Scores of people walk on the sand of Hillsborough Bay along Bayshore Boulevard in Tampa on Sept. 9. As Hurricane Irma approached, the water temporarily receded to an extreme level allowing people to walk on what used to be the waters of Tampa Bay. Tampa police later asked people to leave for their safety. [LUIS SANTANA   |   Times]
Scores of people walk on the sand of Hillsborough Bay along Bayshore Boulevard in Tampa on Sept. 9. As Hurricane Irma approached, the water temporarily receded to an extreme level allowing people to walk on what used to be the waters of Tampa Bay. Tampa police later asked people to leave for their safety. [LUIS SANTANA | Times]
Published Sept. 21, 2017

Nobody could believe it. As Hurricane Irma approached Florida, Tampa Bay suddenly went dry. People hopped down onto the bay bottom, now a vast sandy expanse, and walked around, stunned.

There are different terms for what happened: "a negative surge," "a blowout tide," a "water level set-down." Whatever you call it, what occurred in Tampa Bay was one of the five biggest ones ever, according to Texas storm surge expert Hal Needham.

"Tampa has three of the top five," said Needham, who runs what he says is the world's only storm surge blog. The other two Tampa Bay record-setters occurred when enormous hurricanes hit South Florida in 1926 and 1935, he said.

HURRICANE IRMA: Read the latest coverage from the Tampa Bay Times.

During the 1910 hurricane made famous by Peter Matthiesson's book Killing Mr. Watson, the water in the Hillsborough River fell 9 feet below mean tide, leaving 40 vessels stranded, noted Evan Bennett, a Florida Atlantic University professor who's writing an environmental history of Tampa Bay.
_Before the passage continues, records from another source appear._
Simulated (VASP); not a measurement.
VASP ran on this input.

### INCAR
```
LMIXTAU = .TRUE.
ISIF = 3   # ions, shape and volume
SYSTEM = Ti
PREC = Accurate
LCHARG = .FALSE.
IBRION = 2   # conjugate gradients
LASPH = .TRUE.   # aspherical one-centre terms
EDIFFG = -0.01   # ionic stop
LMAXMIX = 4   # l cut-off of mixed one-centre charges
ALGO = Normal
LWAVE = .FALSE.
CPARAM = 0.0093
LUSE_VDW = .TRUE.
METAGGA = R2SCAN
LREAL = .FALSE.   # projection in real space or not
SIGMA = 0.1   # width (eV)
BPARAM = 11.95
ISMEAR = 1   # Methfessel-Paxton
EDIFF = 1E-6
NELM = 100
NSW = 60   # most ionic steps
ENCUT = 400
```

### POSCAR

The counter-clockwise rotation of the strong winds on Irma's leading edge pushed the water out, not just in Tampa Bay but all over the state's gulf coast, according to William Sweet, an oceanographer with the National Oceanic and Atmospheric Administration.

"The Big Blowout," as he called it, happened down in Naples and Fort Myers too, he said. When Sarasota Bay emptied out, it stranded a pair of manatees. It continued up into the Panhandle, where the Pensacola News Journal posted the headline, "Pensacola Bay Is A Giant Sandbox."

To make this happen, a storm has to travel up the Florida peninsula parallel to the gulf coast, Sweet said. Usually, the blowout would be followed, after the eye has passed, by a huge storm surge as the winds switched directions, pushing all the water back in.

But Irma's eye had weakened so much by the time its easterly winds hit the Tampa Bay area that it caused no more than a 2 foot surge above the regular water level, Sweet said. The whole thing played out in just 12 hours' time.

"This is a rare phenomenon," he said, "and it could have swung the other way."